NEW YORK (Reuters) - MGM Resorts International on Wednesday announced a plan for the initial public offering of its Macau casino joint venture in which the company would be the majority owner, sending its shares up more than 8 percent.
Under the agreement, Pansy Ho, the daughter of Macau gambling tycoon Stanley Ho, would receive a 29 percent stake in the company, MGM China Holdings Ltd, which has been created as a listing vehicle for the IPO. MGM Resorts would hold 51 percent and the public would receive 20 percent.
“The market likes it,” said Telsey Advisory Group analyst Chris Jones. “Macau is very strong, and it will now be a more meaningful contributor to MGM’s results.”
The Ho family managed to complete the deal despite a highly public spat between father and daughter over the distribution of his assets.
The company plans for MGM China to be listed on the Hong Kong Stock Exchange.
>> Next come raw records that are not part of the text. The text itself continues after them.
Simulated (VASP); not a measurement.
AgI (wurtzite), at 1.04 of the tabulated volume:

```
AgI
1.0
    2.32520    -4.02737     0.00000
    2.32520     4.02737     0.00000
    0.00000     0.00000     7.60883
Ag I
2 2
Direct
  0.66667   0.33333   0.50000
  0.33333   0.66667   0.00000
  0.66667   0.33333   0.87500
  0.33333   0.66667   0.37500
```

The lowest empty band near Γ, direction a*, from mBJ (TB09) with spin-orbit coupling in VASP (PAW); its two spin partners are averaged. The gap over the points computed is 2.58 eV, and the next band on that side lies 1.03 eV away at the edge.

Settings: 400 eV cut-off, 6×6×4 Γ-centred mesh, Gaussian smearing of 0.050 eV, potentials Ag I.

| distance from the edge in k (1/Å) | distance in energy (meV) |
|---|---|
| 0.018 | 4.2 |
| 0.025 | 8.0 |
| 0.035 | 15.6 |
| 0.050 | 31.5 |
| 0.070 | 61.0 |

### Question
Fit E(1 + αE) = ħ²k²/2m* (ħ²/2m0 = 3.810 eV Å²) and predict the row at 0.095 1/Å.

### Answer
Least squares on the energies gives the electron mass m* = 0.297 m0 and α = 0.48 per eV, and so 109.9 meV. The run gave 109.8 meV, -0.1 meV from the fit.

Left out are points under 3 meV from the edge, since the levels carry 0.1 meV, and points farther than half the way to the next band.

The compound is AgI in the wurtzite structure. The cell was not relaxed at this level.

Surging demand from the hordes of Chinese gamblers that flock to play in Macau -- the only place in China where gambling is legal -- has sustained double-digit growth in the world’s largest gambling market.
With that success has come increased official scrutiny of Macau. About a year ago, MGM said it would yield its holdings in New Jersey in response to pressure from the state’s Division of Gaming Enforcement.
The agency declared Pansy Ho an “unsuitable” associate due to its belief that her father has links to organized crime.
After MGM buys another 1 percent of the company’s shares during the IPO, it will be able as the majority owner to include Macau’s revenue in its quarterly figures, which it was unable to do when it shared the assets 50-50 with Ho.
Net proceeds from the offering will be remitted to an entity controlled by Ho. Through an intermediary entity, she will use a portion of the proceeds to invest in MGM Resorts convertible senior notes.
That investment is also a positive for MGM, Jefferies analyst David Katz wrote in a client note, because it will generate net proceeds of $311 million for the company by the completion of the IPO, expected by June 30.
An IPO would make MGM Macau the last of Macau’s six gambling licensees to go public.
MGM could not comment further, citing Hong Kong Stock Exchange regulations governing IPO quiet periods.
MGM’s shares closed up 8.6 percent, or $1.09, to $13.70 on the New York Stock Exchange trading.